Back in the Swing

Well, I was worried, but I did it. I wrote last night, and hit my word count. I stopped in the middle of a scene, so I’ll have some momentum when I start back up this evening.

I’ve read a lot of books on writing, and listened to a lot of professional writers speak. Anne Perry, for instance, revealed that she outlines each chapter in extensive detail before she writes it. Dennis Lehane amusingly confessed that when he gets too full of himself, his friends and family call him up and read his first drafts to him over the phone.

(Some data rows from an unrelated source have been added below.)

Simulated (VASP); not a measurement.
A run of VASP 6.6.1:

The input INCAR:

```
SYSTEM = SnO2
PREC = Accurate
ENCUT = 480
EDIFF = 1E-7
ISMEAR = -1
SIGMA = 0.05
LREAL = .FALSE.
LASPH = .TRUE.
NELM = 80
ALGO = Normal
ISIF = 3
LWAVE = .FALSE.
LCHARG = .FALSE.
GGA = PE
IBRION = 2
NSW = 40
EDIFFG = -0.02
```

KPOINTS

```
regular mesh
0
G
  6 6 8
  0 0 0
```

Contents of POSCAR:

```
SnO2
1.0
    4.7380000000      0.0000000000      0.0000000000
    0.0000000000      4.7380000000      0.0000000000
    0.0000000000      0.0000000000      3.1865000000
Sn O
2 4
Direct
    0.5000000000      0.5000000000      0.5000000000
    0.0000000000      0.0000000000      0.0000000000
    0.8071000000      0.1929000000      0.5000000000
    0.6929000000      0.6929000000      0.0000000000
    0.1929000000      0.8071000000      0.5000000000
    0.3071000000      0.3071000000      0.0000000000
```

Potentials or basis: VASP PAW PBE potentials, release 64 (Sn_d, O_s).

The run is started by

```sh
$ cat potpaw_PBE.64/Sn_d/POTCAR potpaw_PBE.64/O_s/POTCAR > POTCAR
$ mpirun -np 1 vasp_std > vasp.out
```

Books can be useful, and anecdotes are fun to collect; but I quickly found that what works for one writer isn’t necessarily going to work for another. I could never do Perry’s level of meticulous plotting. And my first drafts, for the most part, never leave my computer (or often, unfortunately, the inside of my head).

But it was John Irving, who spoke to my writing class when I was in college, who gave me a useful tip: If you have to stop writing, stop in the middle of a scene. That way you’ll pick up at a place where your brain was moving, instead of having to start from a dead stop. If you forget where you were, he added, you’ll probably find that any new idea that comes to you will be better than your original.

This one works well for me. It was especially useful at last year’s NaNoWriMo, when I was writing and plotting at the same time. (I’m doing less of that this year; but still.) It helped to be able to return to something that was already partially built; it reminded me more quickly where I was, and where I had been planning on going. Last night I got through my hated introduction (I’ll have to redo the whole thing, assuming I decide to nurture this book; but at least I got a lousy first draft down), and into a scene that I’ve actually laid out already in some detail. It’ll be easy for me to pick up and keep going.

Irving said one other thing that day in my class that has stuck with me. He said that in his experience, there are two kinds of writers. There is the writer who, if he is unsuccessful as a writer, can do something else with his life: be a doctor, or a homebuilder, or something that will allow him to live pretty much normally. And then there is the writer who will either write, or be a bum. He spoke of a student of his, a kid who, he said, was the sort of person who’d be followed down the sidewalk by a cop waiting for him to do something. He said this kid was a truly amazing writer.

This was the guy. It seems a lot of people ended up agreeing with Irving on his ability.

When Irving spoke to our class, I was maybe 20, and a hopeless romantic. I desperately wanted to be the sort of writer who had to write, or end up in a cardboard box. Now I’m a software engineer, and I am hopelessly enamored of of indoor plumbing.

Go figure. But there is, I have learned, art in everything.

And really fabulous character fodder embodied in the people you work with every day.